I'm sitting this Sunday morning in a coffee house in Millersburg, Ohio, which I'm just figuring out doubles as a church on Sunday mornings. I honestly had forgotten it was Sunday (I'm currently at a writing residency and have sort of forgotten the world outside the words I'm writing) and was confused when we walked in to the sound of a full gospel band. I gave a look at my friend Shannon, another writer at the residency, like, Want to get out of here? But we both had work to do, so I got a coffee and set up at a table to do some work.

Then the music stopped. A pastor sauntered up and said, "I know you didn't expect this, but you're getting another sermon!"

I groaned. I should say, for those who don't know me, that I am a recovering fundamentalist. I was saved at a Jesus camp before my senior year of high school, spent my first year of college preaching to youth groups, then was taught critical thinking and read my way out of my belief in One True God. I have an aversion to church, even to remotely churchy things.

As we prepared to leave the pastor said, "Now I'm about to say something that might make some of you want to get up to leave." He wasn't talking to me. "The title of this sermon is Why I'm a Racist." I looked around this coffee-house-cum-church and was pleasantly surprised to see a racially diverse crowd. I wondered where the pastor was going with this enough to stick around.

"I'm racist," he said, "because I am a white man in a country that extends me privilege because of that." I immediately thought of a HuffPost article I posted to Facebook earlier this week, "Why I'm a Racist." The piece, written by someone who, like this pastor, is a white Christian American male. The bulk of his argument could be summarized in these of his sentences:

I live my life day in and day out and only rarely am I forced to confront these realities. Certainly the media, social and otherwise, shine a light on the issue, but that is not what I mean.  Reading a powerful blog post or an inspiring tweet does not constitute confronting anything.  What I mean is that when I get pulled over, shop in a store, go for a job interview, meet a new person for the first time, etc... I expect to be judged by who I am.  
Yes, I am tattooed and bearded so I’m sure that on occasion someone generalizes about me, but I don’t worry about it because I know that once they get to know me they will move beyond those judgements. And I assume that they will eventually get to know me, because even with their judgement, they will give me the benefit of the doubt.  I live my life benefiting from other people’s glass walls.  That is simply not true for people of color.  They are forced to confront it every single day.  Perhaps not in an overtly bigoted and hateful way (although I’m sure that happens too), but in the “deficit of the doubt.”  
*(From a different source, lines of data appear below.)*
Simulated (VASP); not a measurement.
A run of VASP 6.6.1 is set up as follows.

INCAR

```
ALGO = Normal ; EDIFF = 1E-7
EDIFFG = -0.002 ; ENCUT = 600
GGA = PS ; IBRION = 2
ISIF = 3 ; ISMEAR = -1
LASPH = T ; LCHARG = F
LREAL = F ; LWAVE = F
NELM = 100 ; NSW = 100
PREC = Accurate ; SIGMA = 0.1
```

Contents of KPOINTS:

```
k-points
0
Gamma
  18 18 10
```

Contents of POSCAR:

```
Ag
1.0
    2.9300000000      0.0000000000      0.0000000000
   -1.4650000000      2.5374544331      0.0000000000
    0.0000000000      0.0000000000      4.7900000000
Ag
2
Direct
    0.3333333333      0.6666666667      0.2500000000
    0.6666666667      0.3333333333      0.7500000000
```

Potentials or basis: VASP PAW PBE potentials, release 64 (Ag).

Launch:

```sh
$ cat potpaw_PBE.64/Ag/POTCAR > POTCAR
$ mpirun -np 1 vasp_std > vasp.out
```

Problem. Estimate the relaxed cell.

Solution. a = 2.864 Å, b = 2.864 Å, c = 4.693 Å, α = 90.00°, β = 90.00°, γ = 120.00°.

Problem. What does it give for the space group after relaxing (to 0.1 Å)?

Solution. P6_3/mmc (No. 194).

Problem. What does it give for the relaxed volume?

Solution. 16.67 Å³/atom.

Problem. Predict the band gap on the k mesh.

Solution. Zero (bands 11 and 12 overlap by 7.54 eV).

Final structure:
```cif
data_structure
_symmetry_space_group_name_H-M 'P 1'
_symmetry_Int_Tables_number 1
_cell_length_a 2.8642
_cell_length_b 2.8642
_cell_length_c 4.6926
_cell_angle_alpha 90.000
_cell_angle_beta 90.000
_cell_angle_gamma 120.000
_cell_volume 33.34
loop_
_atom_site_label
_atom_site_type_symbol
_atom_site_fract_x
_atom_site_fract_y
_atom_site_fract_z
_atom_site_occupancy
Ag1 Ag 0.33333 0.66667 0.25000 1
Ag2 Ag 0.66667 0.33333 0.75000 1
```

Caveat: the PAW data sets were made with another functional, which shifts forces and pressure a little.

The pastor here just related a similar story, telling of growing up in Oregon and deciding to leave home as an adult to make his way in the world. "I'm free, white, and 21," he recounts thinking. "Where did that expression come from? It came from white privilege." Last night, talking about my own experience growing up and leaving home, I recounted feeling the same way. I also thought out how long it took me to honestly realize how lucky I was to be given the benefit of the doubt by strangers my whole life.

By now the pastor is leavening his argument by condemning homosexuality, transgendered-accessible restrooms, evolutionary theory, and environmentalism, but by the time he got to this I was willing to accept and ignore these gaping intellectual chasms between us. This message, that we are privileged in this country to be white, and even more to white and male, is perhaps the most important one that we white people can take from the Black Lives Matter movement.

After his sermon, I'm now listening to a young black father with his toddling child discuss history being written by the winners with a young white man who is nodding his head and seems to actually be listening. I decided I had to talk with the pastor.

I just finished talking to him for about a half hour. I started the conversation by describing myself as a recovering fundamentalist, that I was just here for the coffee but found parts of his sermon deeply affecting. He countered by describing himself as a recovering narcissist. We had about fifteen minutes of engaging verbal connection, with about fifteen minutes wherein he gave me the requisite sermonizing. He is a preacher, after all. I'd say that's a pretty good ratio.

I'm still not a Christian, and I'm still a reluctant member of dominant American culture. But I just did something I never thought I'd do again: I finished a church service willingly.